Like most artists working with digital media I use several software applications. Sometimes I may use as many as six or seven programs to produce a single finished image; especially if it involves 3D modeling – whatever works to get the job done. One program I have used for quite a few years now is Project Dogwaffle. I began with the freeware version and was very impressed; it was also a lot of fun. There have been many updates over the years and I upgrade every so often. A few days ago I upgraded to the latest version, known as Howler. No single application does everything, but Howler is a very sophisticated, though generally easy to use program. In addition to the standard painting functions that you would expect you can also make animations. Special settings for “painting” foliage are also included and some time ago the ability to generate 3D terrains was incorporated.
I have been tinkering with my new toy and thought I you might interested in the results. There will be more examples and explanations of how I use Dogwaffle in conjunction with other software posted here in the coming weeks. I am always experimenting and trying to push the envelope of what can be done. My friend Philip Staiger who helped develop various versions of Dogwaffle will also probably be posting some of it and additional material at his website, thebest3d.com. He has also made some very good video tutorials. My thanks to him for his recent assistance.
As I said 3D terrain modeling has been a feature for some time and, like the other capabilities, it gets better with every new version. The ability to work both 2D and 3D in the same software makes some things much quicker and easier.
Here is the first image I worked up in Howler. I probably should not have put my copyright mark on it as I, more or less, slavishly followed the steps outlined in a video tutorial by Dan Ritchie who developed Dogwaffle. I really like how Howler handles fog.
To generate a 3D terrain you need a black and white image where the lighter the shade the higher the elevation; I call this a bump map. Here is a bump map for mountainous terrain. A simple, black and white, overhead image – think topographic map where the lightest shades are the mountain tops and the dark shades are lowlands. These are very easy to make by rendering plasma clouds.
Here is a screenshot of the same bump map inside Howler’s 3D designer filter. Notice the terrain is a light neutral color. On the right you can see a panel with some of the many settings you can adjust.
The next step is to apply an image map, a texture, to the terrain. This is a simple image map made by again rendering plasma clouds, adjusting the color and adding a rock pattern to make it more interesting and realistic. As with rendering plasma clouds this is quick and easy to do. For the sake of brevity I left out a couple of steps required to add the snow.
The same image map applied to the terrain bump map in 3D designer.
By adjusting a multitude of settings – elevation amplitude, illumination, point of view, etc., etc., etc., anyone can make a nice scenic view.

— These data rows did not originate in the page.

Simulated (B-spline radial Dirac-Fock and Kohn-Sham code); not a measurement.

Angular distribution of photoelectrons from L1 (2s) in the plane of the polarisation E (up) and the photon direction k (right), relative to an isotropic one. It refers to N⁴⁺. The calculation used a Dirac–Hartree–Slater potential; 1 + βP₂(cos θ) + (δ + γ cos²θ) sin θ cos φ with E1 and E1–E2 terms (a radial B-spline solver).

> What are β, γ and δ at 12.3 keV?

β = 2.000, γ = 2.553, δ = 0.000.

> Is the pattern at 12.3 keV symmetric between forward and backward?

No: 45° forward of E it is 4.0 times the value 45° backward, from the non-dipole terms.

Here is another doodle I made. Except for the Northern Lights, which I made with other software, everything in this image was done with the Howler version of Dogwaffle on the same manner as outlined above. You can also make some very nice Northern Lights in Dogwaffle.
One other thing you might find to be interesting.
Here’s a fractal image I made some time ago.
After running it though the same process as above – I was curious what would happen – this is the resulting image with the illumination set to make the relief more visible.
I definitely recommend Dogwaffle to anyone, from beginners in digital arts, to professionals with many years of experience.